Iraq war swells Al Qaeda's ranks
LONDON - War in Iraq has swollen the ranks of al Qaeda and galvanized the Islamic militant group's will, the International Institute for Strategic Studies said in its annual report.
The 2003-2004 edition of the British-based think-tank's annual bible for defence analysts, The Military Balance, said Washington's assertions after the Iraq conflict that it had turned the corner in the war on terror were "over-confident."
The report, widely considered an authoritative text on the military capabilities of states and militant groups worldwide, could prove fodder for critics of the US-British invasion and of the reconstruction effort that has followed in Iraq.
Washington must impose security in Iraq to prevent the country from "ripening into a cause celebre for radical Islamic terrorists," it concluded. "Nation-building" in Iraq was paramount and might require more troops than initially planned.
"On the plus side, war in Iraq has denied al Qaeda a potential supplier of weapons of mass destruction and discouraged state sponsors of terrorism from continuing to support it," the report said.
"On the minus side, war in Iraq has probably inflamed radical passions among Muslims and thus increased al Qaeda's recruiting power and morale and, at least marginally, its operating capability," it said.
"The immediate effect of the war may have been to isolate further al Qaeda from any potential state supporters while also swelling its ranks and galvanizing its will."
Magnus Ranstorp, terrorism expert at Britain's St Andrew's University, said the report's findings would drive home the importance of rebuilding Iraq and other conflict zones.
"Military planners and the law enforcement community are fully aware of the consequences of failed states," he said.
"I think it's probably worthwhile for politicians to keep in mind our responsibility to provide sustained and long term reconstruction in war-torn countries, so they don't fly back into anarchy or become incubators of terrorism."
Washington blames al Qaeda, led by Osama bin Laden, for the 2001 US airliner hijack attacks which killed 3,044 people.
A crackdown had netted some al Qaeda leaders and deprived al Qaeda of bases in Afghanistan. But it also "impelled an already highly decentralized and evasive international terrorist network to become even more 'virtual' and protean and, therefore, harder to identify and neutralize," the IISS report said.
It said 18,000 veterans of al Qaeda's Afghan training camps were still probably operating worldwide "with recruitment continuing and probably increasing following the war in Iraq."
Al Qaeda leaders, including bin Laden, are mostly still at large and continue to incite followers over the internet and through pronouncements on Arabic-language television.

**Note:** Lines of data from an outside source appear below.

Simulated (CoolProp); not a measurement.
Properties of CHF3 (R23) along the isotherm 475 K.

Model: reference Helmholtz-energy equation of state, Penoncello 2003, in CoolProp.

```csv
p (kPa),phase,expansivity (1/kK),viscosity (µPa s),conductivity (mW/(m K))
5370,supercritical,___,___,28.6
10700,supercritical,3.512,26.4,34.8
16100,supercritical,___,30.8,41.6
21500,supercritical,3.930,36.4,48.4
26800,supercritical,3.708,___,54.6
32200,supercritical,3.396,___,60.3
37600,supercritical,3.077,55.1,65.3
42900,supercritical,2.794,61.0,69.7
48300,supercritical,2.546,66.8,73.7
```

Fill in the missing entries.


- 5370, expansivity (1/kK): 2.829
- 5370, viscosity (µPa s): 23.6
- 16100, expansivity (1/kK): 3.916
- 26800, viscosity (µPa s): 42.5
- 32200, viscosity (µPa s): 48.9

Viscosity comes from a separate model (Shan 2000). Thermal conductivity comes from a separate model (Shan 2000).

Because of its extreme religious world view, al Qaeda "cannot be tamed or controlled through political compromise or conflict resolution," the report said.
But Western countries need to do more to reach out to Muslim countries and their own Islamic minorities to "eliminate the root causes of terrorism," especially after the Iraq war "almost certainly further alienated Islam from the West."
Efforts should be redoubled to resolve local conflicts, such as the Palestinian-Israeli conflict, so regional radical groups such as Hamas do not fall into al Qaeda's embrace, it said.